[I have moved machines and as a result overwrote an earlier post. Here it is again]
The meaning and use of words and ideas is critical to the development of the semantic web. Frequently I find the writings of Jorge Luis Borges expresses a deep truth about how we describe, classify and interrelate concepts. Here in a single sentence he sums up the problem of classification. It’s sufficiently compelling that it has a whole Wikipedia entry http://en.wikipedia.org/wiki/Celestial_Emporium_of_Benevolent_Knowledge%27s_Taxonomy
“These ambiguities, redundancies, and deficiencies recall those attributed by Dr. Franz Kuhn to a certain Chinese encyclopedia called the Heavenly Emporium of Benevolent Knowledge. In its distant pages it is written that animals are divided into (a) those that belong to the emperor; (b) embalmed ones; (c) those that are trained; (d) suckling pigs; (e) mermaids; (f) fabulous ones; (g) stray dogs; (h) those that are included in this classification; (i) those that tremble as if they were mad; (j) innumerable ones; (k) those drawn with a very fine camel’s-hair brush; (l) etcetera; (m) those that have just broken the flower vase; (n) those that at a distance resemble flies.”
I shall be writing one or more blog posts on a proposed architecture for the Quixote project (which will gather computational chemistry output). I’ll be describing a concept – the World Wide Molecular Matrix – which is about 10 years old but only now is the time right for it to start to flourish. It takes the idea of a xdecentralised web where there is no ontological dictatorship and people collect and republish what they want.
In classifying the output of computational chemistry we can indeed see the diversity of approaches. Here are some meaningful and useful reasons why someone might wish to aggregate outputs:
- Molecules which contain an Iron atom
- Calculations of NMR shifts in natural products
- Molecules collected by volunteers
- Calculations using B3LYP functional
- Studies reported in theses at Spanish Universities
- Work funded by the UK EPSRC
- Molecules with flexible side chains
- Large macromolecules with explicit solvent
- Work published in J. American Chemical Society
- Calculations which cause the program to crash
These are all completelye serious and some collections along some of these axes already exist.

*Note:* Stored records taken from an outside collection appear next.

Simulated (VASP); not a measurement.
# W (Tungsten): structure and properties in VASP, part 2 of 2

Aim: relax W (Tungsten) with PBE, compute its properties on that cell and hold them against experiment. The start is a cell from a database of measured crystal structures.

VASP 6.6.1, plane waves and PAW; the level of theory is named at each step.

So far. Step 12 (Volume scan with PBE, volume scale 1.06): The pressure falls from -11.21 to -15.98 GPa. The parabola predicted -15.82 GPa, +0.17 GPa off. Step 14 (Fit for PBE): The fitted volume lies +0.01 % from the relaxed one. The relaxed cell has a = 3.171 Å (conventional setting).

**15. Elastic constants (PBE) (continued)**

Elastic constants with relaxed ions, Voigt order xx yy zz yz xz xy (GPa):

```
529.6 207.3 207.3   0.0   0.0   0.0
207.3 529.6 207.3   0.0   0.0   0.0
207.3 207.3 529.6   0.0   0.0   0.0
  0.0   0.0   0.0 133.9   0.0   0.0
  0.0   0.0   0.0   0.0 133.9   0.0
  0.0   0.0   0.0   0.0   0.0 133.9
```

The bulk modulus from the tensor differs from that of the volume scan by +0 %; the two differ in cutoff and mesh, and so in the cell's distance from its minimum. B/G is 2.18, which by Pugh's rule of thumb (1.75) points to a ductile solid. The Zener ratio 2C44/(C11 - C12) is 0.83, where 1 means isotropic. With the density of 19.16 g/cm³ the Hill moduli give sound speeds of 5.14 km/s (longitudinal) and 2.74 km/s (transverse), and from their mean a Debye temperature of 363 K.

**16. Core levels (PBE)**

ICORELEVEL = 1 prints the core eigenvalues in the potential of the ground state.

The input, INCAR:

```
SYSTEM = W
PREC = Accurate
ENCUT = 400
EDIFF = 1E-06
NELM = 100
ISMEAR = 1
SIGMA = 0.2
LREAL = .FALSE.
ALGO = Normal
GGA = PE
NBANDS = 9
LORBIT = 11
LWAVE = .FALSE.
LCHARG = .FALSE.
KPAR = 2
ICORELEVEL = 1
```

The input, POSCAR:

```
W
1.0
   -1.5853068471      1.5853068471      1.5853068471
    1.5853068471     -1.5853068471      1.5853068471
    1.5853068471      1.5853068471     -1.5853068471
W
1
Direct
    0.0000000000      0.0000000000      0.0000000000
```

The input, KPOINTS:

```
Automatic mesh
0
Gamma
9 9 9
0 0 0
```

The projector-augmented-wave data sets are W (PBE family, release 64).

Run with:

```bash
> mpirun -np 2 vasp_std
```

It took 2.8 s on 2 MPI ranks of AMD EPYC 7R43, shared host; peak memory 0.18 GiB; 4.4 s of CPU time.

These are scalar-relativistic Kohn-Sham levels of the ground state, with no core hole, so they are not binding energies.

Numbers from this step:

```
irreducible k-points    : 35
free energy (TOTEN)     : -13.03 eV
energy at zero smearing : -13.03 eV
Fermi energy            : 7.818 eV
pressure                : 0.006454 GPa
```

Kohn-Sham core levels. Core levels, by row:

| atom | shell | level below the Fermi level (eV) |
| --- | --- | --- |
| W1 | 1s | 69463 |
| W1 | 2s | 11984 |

The point is that there is no central approach to collection and classification. For that reason there should be no central knowledgebase of calculations, but rather a decentralised set of collections. Note, of course, that both Jorges’ and my classification have intersections and omissions. This is the fundamental of the web – it has no centre and is both comprehensive and incomplete.
I’ll be showing how the WWMM now has the technology – and more inmportant the cultural acceptability – to provide a distributed knowledgebase for chemistry. It knocks down walled gardens through the power of Open Knowledge.